Latin IS America
Inaugural festival explores interwoven cultures
The MSU College of Music is introducing new ways to experience the blending of U.S. and Latin American cultures.
An enriching roster of music, film, and scholarly discussions by nationally and internationally renowned guests was presented to the community through a series of unique events this April.
Festival pioneers—MSU College of Music faculty colleagues Ricardo Lorenz, Etienne Charles and Mark Sullivan—collaborated with campus and community partners to create the event, which ran April 15 through April 27. Events included concerts featuring steel pan jazz groups, wind symphony, saxophone, piano, and symphony orchestra with choral ensembles, as well as a film screening and lecture.
The festival entertained and strengthened the perspective that Latin American and U.S. cultures are increasingly intertwined, while examining arts and cultural connections through different events. Attendance exceeded expectations and plans are in the works to continue the festival in 2014 and 2015.
“Our objective is always to be inclusive,” says Dean James Forger of the MSU College of Music. “We wanted to provide a transformative and educational experience for our students and the community, not just one concert at a time but through a series of events that build bridges and develop a broader understanding. Latin IS America provided an excellent opportunity to accomplish this.”
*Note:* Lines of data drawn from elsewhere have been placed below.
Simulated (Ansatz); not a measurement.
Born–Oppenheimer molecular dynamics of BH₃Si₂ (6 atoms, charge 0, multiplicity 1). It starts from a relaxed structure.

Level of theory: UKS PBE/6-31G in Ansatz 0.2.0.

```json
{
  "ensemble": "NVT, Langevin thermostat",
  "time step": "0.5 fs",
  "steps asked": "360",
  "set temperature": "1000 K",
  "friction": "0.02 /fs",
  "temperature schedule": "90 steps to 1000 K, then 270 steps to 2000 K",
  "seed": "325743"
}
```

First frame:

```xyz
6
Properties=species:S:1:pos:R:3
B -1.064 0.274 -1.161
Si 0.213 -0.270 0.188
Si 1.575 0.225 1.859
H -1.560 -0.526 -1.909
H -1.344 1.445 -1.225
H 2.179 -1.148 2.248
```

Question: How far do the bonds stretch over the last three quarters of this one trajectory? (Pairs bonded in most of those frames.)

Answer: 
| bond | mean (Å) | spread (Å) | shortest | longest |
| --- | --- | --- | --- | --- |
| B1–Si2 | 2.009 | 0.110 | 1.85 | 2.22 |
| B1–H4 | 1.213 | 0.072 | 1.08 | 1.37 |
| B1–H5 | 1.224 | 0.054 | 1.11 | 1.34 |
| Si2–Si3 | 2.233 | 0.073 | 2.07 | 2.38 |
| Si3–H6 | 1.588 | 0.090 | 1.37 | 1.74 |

The festival was supported through a grant from the MSU Office for Inclusion and Intercultural Initiatives and reflects the university’s commitment to global engagement, diversity, and community outreach. The festival was coordinated by the MSU College of Music in collaboration with multiple campus and community organizations including the Department of Romance and Classical Studies, Center for Latin American and Caribbean Studies, Department of Theatre, MSU Department of Social Science, the Chicano/Latino Studies Program, and the East Lansing Film Society.